TPS Benchmarking

Checking the Plan: Toyota Way 2001

Avatar photo By Jon Miller Updated on May 21st, 2017

Interesting articles of information continue to surface as the spring cleaning progresses at the Gemba office. Today’s find was a page from an interview with Fujio Cho. As the CEO of Toyota he had summarized the the desired ways of thinking and acting for Toyota employees globally in what is called Toyota Way 2001. This came at a time when the company was just beginning to experience an acceleration in their global expansion and growth.

Built around the two core elements of continuous improvement and respect for people, it specified the importance of kaizen, genchi genbutsu, the development of people, teamwork and challenge.

As Chairman a few years ago Cho reflected on how Toyota’s humble beginnings led to a focus on people development. Below is my translation from the Japanese:

After the war Toyota had neither money nor technology nor even adequate production equipment so our senpai had to use their wits, and that is how the Toyota Production System developed. At the same time, since manufacturing is done by people, they devoted earnest efforts towards to developing people.
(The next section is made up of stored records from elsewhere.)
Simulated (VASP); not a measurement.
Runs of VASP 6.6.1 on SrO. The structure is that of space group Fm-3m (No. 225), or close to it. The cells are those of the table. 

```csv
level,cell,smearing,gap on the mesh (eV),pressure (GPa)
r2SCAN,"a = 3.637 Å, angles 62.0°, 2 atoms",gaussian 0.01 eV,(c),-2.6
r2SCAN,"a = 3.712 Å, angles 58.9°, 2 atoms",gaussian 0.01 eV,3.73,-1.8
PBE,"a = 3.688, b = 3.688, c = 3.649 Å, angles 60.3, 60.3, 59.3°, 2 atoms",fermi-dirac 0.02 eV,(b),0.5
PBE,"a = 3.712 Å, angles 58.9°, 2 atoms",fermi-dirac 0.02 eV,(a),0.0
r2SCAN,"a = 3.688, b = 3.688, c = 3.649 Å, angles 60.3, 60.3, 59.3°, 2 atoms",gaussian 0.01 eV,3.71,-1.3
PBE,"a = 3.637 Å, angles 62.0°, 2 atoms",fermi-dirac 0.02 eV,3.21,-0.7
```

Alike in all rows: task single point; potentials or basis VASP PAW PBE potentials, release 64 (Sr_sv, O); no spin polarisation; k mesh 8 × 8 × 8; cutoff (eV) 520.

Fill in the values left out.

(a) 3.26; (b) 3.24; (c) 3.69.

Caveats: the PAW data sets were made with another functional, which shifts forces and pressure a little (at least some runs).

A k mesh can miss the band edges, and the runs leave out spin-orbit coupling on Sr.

Senpai is a Japanese term that applies to anyone who is ahead of you in seniority or years, whether it be on a sports team, ahead in school, or an old-timer at the factory. There is no easy translation, though “senior” comes close. One’s senpai can be a 16 year old if you are a 15 year old joining a judo club. There is an expectation that senpai will take care of and teach their juniors (kohai) the unwritten rules and whatever they need to know to get along and get ahead. In some ways like a fraternity or family, there is a camaraderie and respect that persists after leaving the organization, not unlike the bond between men and women in the service. We can say that to some degree this senpai-kohai mentoring was an enabler within Japanese culture for the development of people at Toyota.

The Toyota Way 2001 and efforts to formalize, explain and standardize the development of people and their ways of thinking and acting was a great plan. Nearly ten years of doing, it’s time for a big “check”. How has Toyota fared with this plan? That is not for us to speculate, but for the leadership of Toyota to check and act upon, to correct course where their aims were not fully met. I am in no position to give advice, but any adjusted plan should be called Toyota 2010 or perhaps Toyota 2011. The exact year is not important, but continuity is. Toyota Way 2001 was Fujio Cho’s way of making an explicit connection between his senpai and the global team members of his day. It was his way of saying thanks. That tradition should be continued.

What’s Toyota do now that they have money, technology, equipment and a fully developed Toyota Production System? Why, use their wits to overcome today’s big problems while developing people, of course! From humble beginnings, Toyota has found themselves at the beginning of a humbling. Rather than turning the page taken from Cho and his senpai, Akio Toyoda would do well to take pencil to that page, correct, add, annotate and learn from today’s failures to build on the successes of the past.